O'Brien v. Board of Education of School District No. 189, 70 Ill. App. 3d 604 (1979)

April 10, 1979 · Illinois Appellate Court · No. 78-38
70 Ill. App. 3d 604

ROBERT O’BRIEN, d/b/a O’Brien and Associates, Plaintiff-Appellee, v. BOARD OF EDUCATION OF SCHOOL DISTRICT NO. 189, EAST ST. LOUIS, Defendant-Appellant.

Fifth District

No. 78-38

Opinion filed April 10, 1979.

*605Edward L. Welch, of Edwardsville, for appellant.

David J. Letvin and Jack Carey, both of Cohn, Carr, Koerein, Kunin, Schlichter & Brennan, of East St. Louis, for appellee.

Mr. PRESIDING JUSTICE GEORGE J. MORAN

delivered the opinion of the court:

Defendant Board of Education of School District No. 189, East St. Louis, Illinois, appeals from a judgment rendered against it in a St. Clair County bench trial for breach of contract. The trial court specifically found that there was a contract between plaintiff, Robert O’Brien & Associates, and the Board of Education of School District No. 189, and subsequently awarded damages in the amount of *169,358 for breach of that contract.
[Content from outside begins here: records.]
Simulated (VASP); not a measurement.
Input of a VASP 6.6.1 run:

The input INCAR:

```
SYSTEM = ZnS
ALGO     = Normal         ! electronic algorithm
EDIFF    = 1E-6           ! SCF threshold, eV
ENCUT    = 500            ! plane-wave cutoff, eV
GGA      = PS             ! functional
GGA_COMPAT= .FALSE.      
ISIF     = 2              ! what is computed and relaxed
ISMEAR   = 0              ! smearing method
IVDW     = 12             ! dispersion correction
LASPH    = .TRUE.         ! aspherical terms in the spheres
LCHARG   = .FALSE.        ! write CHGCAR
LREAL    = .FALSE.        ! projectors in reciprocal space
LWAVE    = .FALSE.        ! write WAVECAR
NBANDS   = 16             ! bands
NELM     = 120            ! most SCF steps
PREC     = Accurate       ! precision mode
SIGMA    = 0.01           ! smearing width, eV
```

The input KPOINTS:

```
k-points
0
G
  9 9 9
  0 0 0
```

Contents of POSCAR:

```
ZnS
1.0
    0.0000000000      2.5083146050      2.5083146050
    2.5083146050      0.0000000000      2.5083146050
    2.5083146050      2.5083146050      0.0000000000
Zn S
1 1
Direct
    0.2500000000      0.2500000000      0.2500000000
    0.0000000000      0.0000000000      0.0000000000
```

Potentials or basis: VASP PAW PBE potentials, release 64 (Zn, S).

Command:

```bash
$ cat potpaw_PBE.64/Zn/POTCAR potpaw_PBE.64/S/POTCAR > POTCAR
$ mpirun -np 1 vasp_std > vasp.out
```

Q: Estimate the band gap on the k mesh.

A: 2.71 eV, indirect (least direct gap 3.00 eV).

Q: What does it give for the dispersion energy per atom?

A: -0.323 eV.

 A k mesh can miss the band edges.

The facts of this case are basically undisputed. In August 1972 District No. 189 advertised for bids for the processing of its payroll. O’Brien & Associates, a computer and electronic data processing firm, *606submitted a service agreement along with its bid in response to the advertised project. O’Brien’s bid was accepted by District No. 189, and plaintiff began performance pursuant to the terms and conditions of the service agreement on September 1, 1972. The “Term of Agreement” contained in O’Brien’s service agreement provided for a working relationship of three years and “Two 1-Year Options.” O’Brien & Associates performed the payroll processing function to the satisfaction of the District through the three-year contract term, that is, until August 31,1975. The dispute presented here concerns only the relationship of the parties from September 1, 1975, through September 1, 1977.1 This is the period of time which falls under the two one-year options contained in the “Terms of Agreement.”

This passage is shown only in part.